HS2 reaches carbon cutting milestone – 10 million tonnes of material moved by rail

HS2 has announced that 10 million tonnes of material have been delivered to – and removed from – construction sites by rail, a major milestone in HS2’s plan to cut carbon emissions by removing lorries from roads.

Businesses involved came together to celebrate at an event at Tarmac’s Tunstead Quarry, including HS2 Ltd, Network Rail, aggregate suppliers, transport solution companies, and four freight operators – along with a unique line-up of locomotives from each company.

When HS2 launched its ‘Materials by Rail’ programme in 2020, the target by 2030 was to haul 10 million tonnes of aggregate to and from sites, taking up to 1.5 million lorries off the roads using up to 15,000 freight trains.

Working strategically with joint venture partners, Network Rail, freight operators and building materials companies, HS2 has already moved over 10 million tonnes of materials by rail in just over two years. It is now expected that HS2 will move 20 million tonnes of aggregate across the Phase One programme, removing three million lorries from the strategic road network on 30,000 freight trains.

David Speight, Delivery Director for Main Works Civils Phase One, HS2 Ltd said: “Our ‘Materials by Rail’ strategy plays a vital role in our objective to cut carbon right across the project, and we’re working hard with our joint venture companies, Network Rail, freight operators and aggregate suppliers to make deliveries by rail where possible.
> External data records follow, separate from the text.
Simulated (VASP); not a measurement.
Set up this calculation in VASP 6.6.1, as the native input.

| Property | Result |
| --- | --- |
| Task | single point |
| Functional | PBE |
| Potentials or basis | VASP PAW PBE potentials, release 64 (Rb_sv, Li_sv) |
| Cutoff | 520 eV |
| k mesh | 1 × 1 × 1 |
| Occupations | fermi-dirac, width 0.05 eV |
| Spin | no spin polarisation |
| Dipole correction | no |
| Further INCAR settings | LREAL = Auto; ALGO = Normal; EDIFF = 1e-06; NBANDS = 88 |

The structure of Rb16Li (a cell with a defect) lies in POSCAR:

“In addition to cutting carbon emissions, HS2’s ‘Materials by Rail’ strategy is creating jobs and skills opportunities right across the country, along with minimising impacts to communities along the line of route.”

Aiden Theyer, Operations Management Apprentice, Tarmac, said: “I’m so proud to have been a part of the celebration today – it’s a huge sustainability milestone, and one which has been achieved together. The overall project is a true reflection of how collaborative working with the site and industry can accomplish great things. 

“If you had told me at the start of my apprenticeship that I’d be playing a part in the delivery of not only a regional but national infrastructure project of this size and impact, I’m not sure I’d have believed you! It’s a great feeling and I’m so pleased to have had the opportunity to pursue a career within construction. It really is an exciting industry to work in.”

HS2 has been working with Network Rail for a number of years to ensure that capacity on the rail network is available for HS2’s contractors to deliver their requirements by rail rather than road.

Chris Bennett-Poynter, Regional Freight Manager – North West and Central Region at Network Rail said:“We’re delighted to mark this significant milestone for HS2’s ‘Materials by Rail’ programme which is taking polluting lorries off our congested roads to transport aggregate across the country in a fast, reliable and environmentally friendly way.

“Reducing carbon emissions is a key priority for Network Rail and we will continue to work closely with HS2 and our industry partners to maximise further transportation of construction materials by rail.”

The event was attended by MP Robert Largan, HS2 Ltd’s Conventional Rail Interface Manager Andrew Graham, Managing Director – Midlands Region at Tarmac Rob Doody, Regional Freight Manager – North West and Central Region at Network Rail Chris Bennett-Poynter. Representatives from transport solutions companies also attended – Fishbone, Rail Stone Solutions (RSS), Legge infrastructure and Mendip Rail, along with the four freight operators – DB Cargo UK, DC Rail (part of the Cappagh Group of Companies), Freightliner and GB Railfreight (GBRf), and aggregate suppliers – Tarmac, Aggregate Industries, CEMEX UK and Hanson UK.

Along with freight operators and aggregate companies, UK businesses are already benefitting from contracts on HS2. There are now nearly 30,000 jobs supported by the programme and around 2,500 British-based businesses have delivered work on HS2 so far.

Once HS2 opens and moves long-distance, inter-city passenger services on to dedicated high-speed lines, the new railway will free up space for even more freight services across the country, as well as additional local and regional passenger trains.